This was by no means the only occasion in the course of our six-day stay that I cajoled my sometimes reluctant crew into making the most of an unforgettable view. True, Rio de Janeiro is hard to beat for the drama of its terrain, but in Latin America, Acapulco Bay must surely come a close second. I made them tramp up to the tranquil Capilla de la Paz, high above Señor Frogs, and to the all pink-and-white Las Brisas hotel, where we enjoyed the vista from what is perhaps the best vantage point in the whole town.

Old Acapulco - a clogged ramble of shops, bars, restaurants and a large local crafts market - is anchored by its main plaza, called the Zocalo, complete with fountain and shady trees. Nothing in Acapulco quite offers the colonial charm of many other Mexican cities, but there is history. Not far from the square is the city's fort, the Fuerte De San Diego, completed in 1783, where you will find a decent museum that traces the city's heritage.
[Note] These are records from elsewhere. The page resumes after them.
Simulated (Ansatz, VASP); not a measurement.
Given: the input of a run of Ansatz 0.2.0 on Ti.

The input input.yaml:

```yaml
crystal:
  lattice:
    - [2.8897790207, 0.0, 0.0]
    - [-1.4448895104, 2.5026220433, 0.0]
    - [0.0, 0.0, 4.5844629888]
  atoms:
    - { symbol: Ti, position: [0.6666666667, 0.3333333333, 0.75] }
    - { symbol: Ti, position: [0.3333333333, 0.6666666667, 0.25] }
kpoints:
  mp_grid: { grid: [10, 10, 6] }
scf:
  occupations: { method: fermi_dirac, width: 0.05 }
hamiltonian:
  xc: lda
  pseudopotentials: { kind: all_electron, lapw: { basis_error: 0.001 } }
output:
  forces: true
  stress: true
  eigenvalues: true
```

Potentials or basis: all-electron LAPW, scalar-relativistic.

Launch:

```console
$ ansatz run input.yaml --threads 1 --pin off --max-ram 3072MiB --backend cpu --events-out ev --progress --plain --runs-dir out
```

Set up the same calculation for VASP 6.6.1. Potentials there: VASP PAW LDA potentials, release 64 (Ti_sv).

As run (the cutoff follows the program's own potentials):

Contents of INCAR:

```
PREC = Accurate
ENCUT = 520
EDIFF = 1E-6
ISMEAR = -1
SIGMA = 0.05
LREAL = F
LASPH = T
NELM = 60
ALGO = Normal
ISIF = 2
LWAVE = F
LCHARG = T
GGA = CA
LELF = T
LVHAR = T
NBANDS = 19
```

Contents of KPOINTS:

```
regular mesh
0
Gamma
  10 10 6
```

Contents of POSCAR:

The Aztecs first found the bay and called it Acapulco, meaning a "place of dense reeds", and archaeologists have found artefacts dating back to 2500BC. In the early 16th century, Mexico's new conquerors from Spain also discovered the bay and designated it the harbour for all future trading forays to the east and south. For 200 years, a single trading ship, the Manila Galleon, made a round trip to lands in the Orient each year. Her return to port, often laden with gold and silver, was the biggest day in the city's calendar. Not surprisingly, the ship became prey for pirates. Only after Mexico's War of Independence (1810-1821) was the reign of the Manila Galleon finally interrupted for good by the new government, sending Acapulco down into a century-long slump. Until the tourists came, of course.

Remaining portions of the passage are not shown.